Although it has been more than two years since former President Trump lost the 2020 election and incited a violent insurrection at the United States Capitol, his lies about the integrity and security of the 2020 election remain a key issue. In 2022, more than 300 candidates for elected office openly questioned or rejected the outcome of the 2020 presidential election. And while most of them were defeated at the state level in elections for governorships and U.S. Senate seats, many won their bids for seats in the U.S. House and state legislatures as well as local positions. In 2024, election denialism will continue to be a defining issue, as election deniers have already signaled their intention to run for positions at all levels of government, including those that directly oversee election administration.

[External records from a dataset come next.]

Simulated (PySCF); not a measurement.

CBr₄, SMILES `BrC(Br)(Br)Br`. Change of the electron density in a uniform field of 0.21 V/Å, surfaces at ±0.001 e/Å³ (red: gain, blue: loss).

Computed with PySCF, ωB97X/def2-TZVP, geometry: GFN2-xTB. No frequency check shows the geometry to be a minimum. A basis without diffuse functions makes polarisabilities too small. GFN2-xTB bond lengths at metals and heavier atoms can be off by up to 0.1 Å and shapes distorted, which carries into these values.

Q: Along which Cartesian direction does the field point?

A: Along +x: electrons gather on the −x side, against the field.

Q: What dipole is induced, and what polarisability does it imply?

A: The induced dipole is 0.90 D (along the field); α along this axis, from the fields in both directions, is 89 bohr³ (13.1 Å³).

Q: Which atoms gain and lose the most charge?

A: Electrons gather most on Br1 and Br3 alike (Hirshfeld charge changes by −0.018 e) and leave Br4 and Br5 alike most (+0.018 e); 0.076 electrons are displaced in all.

Given that election deniers remain in key positions of government and will continue to run for new seats, the Public Wise Research and Education Fund designed and fielded an original survey with our partners at Change Research geared toward understanding what the public knows about election denialism, how they view those that challenge or question the results of the 2020 election, and what they think about democracy more broadly.
Included in this post are the crosstabs (linked above) as well as some key toplines. Keep an eye on this space as we continue to analyze these original data and report our findings.
Field Dates: April 13-19, 2023
Sample: Nationally representative sample of 3,637 adults
Margin of Error: ± 2.0
Americans are roughly split on whether they are more concerned about eligible voters not having a fair chance to vote OR some people casting votes illegally, with a slight majority (54%) saying they are more concerned about eligible voters not having a fair chance. This is highly polarized by party, with virtually all Democrats (95%) saying they are more concerned about eligible voters not having a fair chance and nearly all Republicans (89%) saying they are more concerned about people voting illegally.
A slight majority (57%) of respondents say it is “always true” that someone labeled as an election denier does not believe that Joe Biden legitimately won the 2020 election.
51% of respondents are much less likely to vote for a candidate characterized as an election denier (88% of Democrats and 12% of Republicans).
The traits Americans consider most essential for democracy are freedom to voice opinion (91%), equal right to vote (90%), gender equality before the law (87%), and rule of law (85%).
70% of Republicans considered a strong military to be essential for democracy while only 37% of Democrats did.
Only 64% of respondents (77% of Democrats and 51% of Republicans) felt that a party giving up power when they lose an election is essential to democracy.
Most respondents have heard election denial rhetoric, including that voting by mail makes it easier for people to commit voter fraud (95%), that there are places where it’s easy for ineligible people to vote (83%), that electronic voting machines have been rigged (94%), that voter fraud prevented President Trump from winning in 2020 (96%), and that poll workers in certain states help rig elections (89%).
Belief in election denial rhetoric varies by claim and political party. Democrats and left-leaning Independents are less likely to say they believe election denier rhetoric, Republicans and right-leaning Independents are more likely to say they believe election denier rhetoric, and moderates are roughly split.
Inflation and the cost of living (46%) was the most commonly listed issue of importance to Americans, followed by gun policy (37%) and democracy (32%). Abortion and reproductive healthcare was a more important issue to younger Americans than older Americans.
A majority say that laws that make it harder for Americans to vote (65%), politicians who refuse to accept the results of elections they disagree with (64%), the mainstream media (68%), the influence of money in politics (93%), and threats to poll workers (66%) are either a major or somewhat of a threat to democracy.
Among all respondents, voting law reforms that received the most support included automatic voter registration for all American citizens at age 18 (63%), replacing the electoral college with a system that would require a majority of the popular vote to be President (54%), and banning state laws that prevent American citizens with previous felony convictions from voting (49%).
Among Republicans, support is highest for English language tests to cast a ballot (60%), requiring that voters demonstrate a certain level of civic knowledge and awareness of current events to be able to vote (54%), and raising the voting age (42%).
Among Democrats, support is highest for automatic voter registration for American citizens at age 18 (88%), replacing the electoral college with the popular vote (86%), and banning state laws that prevent American citizens with previous felony convictions from voting (63%).